The National Teach Ag Day webcast took place on Thursday, September 16 and featured special appearances by leaders in agricultural education, current and future agriculture teachers, with a variety of features and engaging discussion throughout the day to celebrate the positive and vast impact agriculture teachers make in and out of their classrooms and encourage others to consider a career teaching agriculture.
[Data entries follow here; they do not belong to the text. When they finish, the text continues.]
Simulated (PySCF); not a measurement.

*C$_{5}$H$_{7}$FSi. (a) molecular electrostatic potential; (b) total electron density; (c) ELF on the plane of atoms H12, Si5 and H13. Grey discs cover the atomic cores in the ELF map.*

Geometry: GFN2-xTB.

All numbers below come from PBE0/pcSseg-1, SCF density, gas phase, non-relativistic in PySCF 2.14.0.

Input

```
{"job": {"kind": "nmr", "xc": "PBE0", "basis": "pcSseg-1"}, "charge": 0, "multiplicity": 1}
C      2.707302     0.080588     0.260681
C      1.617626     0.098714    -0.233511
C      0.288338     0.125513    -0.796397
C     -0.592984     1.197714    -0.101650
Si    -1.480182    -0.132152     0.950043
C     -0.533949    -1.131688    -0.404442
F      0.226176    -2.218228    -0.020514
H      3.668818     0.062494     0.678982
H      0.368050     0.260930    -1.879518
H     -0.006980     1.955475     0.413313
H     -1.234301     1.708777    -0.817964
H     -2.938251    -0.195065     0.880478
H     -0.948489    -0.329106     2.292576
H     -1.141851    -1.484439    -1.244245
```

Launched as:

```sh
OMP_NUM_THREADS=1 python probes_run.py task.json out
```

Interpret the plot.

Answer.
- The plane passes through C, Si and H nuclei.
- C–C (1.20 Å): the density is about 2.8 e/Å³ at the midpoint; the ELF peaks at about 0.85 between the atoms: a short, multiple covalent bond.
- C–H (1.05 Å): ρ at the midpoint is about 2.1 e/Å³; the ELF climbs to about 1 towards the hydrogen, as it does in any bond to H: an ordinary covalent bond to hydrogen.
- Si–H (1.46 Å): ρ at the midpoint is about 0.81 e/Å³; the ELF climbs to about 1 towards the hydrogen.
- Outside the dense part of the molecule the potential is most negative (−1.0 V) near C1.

Students from Simms High School celebrated Teach Ag Day by watching the National Broadcast, learning about what it takes to be a teacher, playing “Are You Smarter Than Your Ag Teacher”, and more. Students were identified by the current Ag Teacher, Jodi Koterba as potential future Ag Teachers. The identified students were given Teach Ag swag and encouraged to research teaching as a career. The students who were”Tagged to Teach Ag” have exhibited characteristics of leadership in the classroom. They are helpful to other students and capable of breaking tasks down for other kids. The 2021 “Tagged” Simms High School students were: Alexis Baranko, Kaleb Bean, Morgan Feist, Baylee Herman, Brooklyn Kirby, Alexis Morris, and Colby South.
“I LOVE my job” said ag teacher Jodi Koterba. “Every day, every hour, is a new adventure. I have known since I was in kindergarten I wanted to be a teacher. Over time, I have considered teaching theater, English, chemistry, and finally I realized by teaching Ag, I can do them all.
As an Ag Teacher I get to teach all kinds of academic subjects in the context of real world application. I also LOVE the field of Agriculture, I mean really, who doesn’t love to eat! It concerns me that we have a national teacher shortage in all areas but especially in Agriculture. Career and Technical Education is important because there are a lot of careers that don’t require a four year college degree but keep our communities functioning. Less than 2% of the US population is production farmers but over 40% of the population is employed in an agriculture support industry.”
National Teach Ag Day is a nationwide celebration that encourages others to consider a career teaching agriculture, while recognizing the contributions that over 13,000 agriculture teachers make in our schools and communities. Agriculture teachers cultivate the next generation of leaders, problem solvers, entrepreneurs and agriculturalists who will fill the agriculture industry pipeline.
“The success of more than 1 million students annually is made possible by agriculture teachers,” said Ellen Thompson Poeschl, National Association of Agricultural Educators, National Teach Ag Campaign Project Director, “Great leaders start with great teachers and our agriculture teachers have been cultivating the next generation of leaders since 1917, and there’s always room for more. That’s what National Teach Ag Day is all about.”
In addition to viewing the webcast and social media spotlights, the National Teach Ag Campaign would like to invite everyone to celebrate and recognize all of the achievements of agriculture teachers across the nation and share it on social media using the hashtag #Tagged21.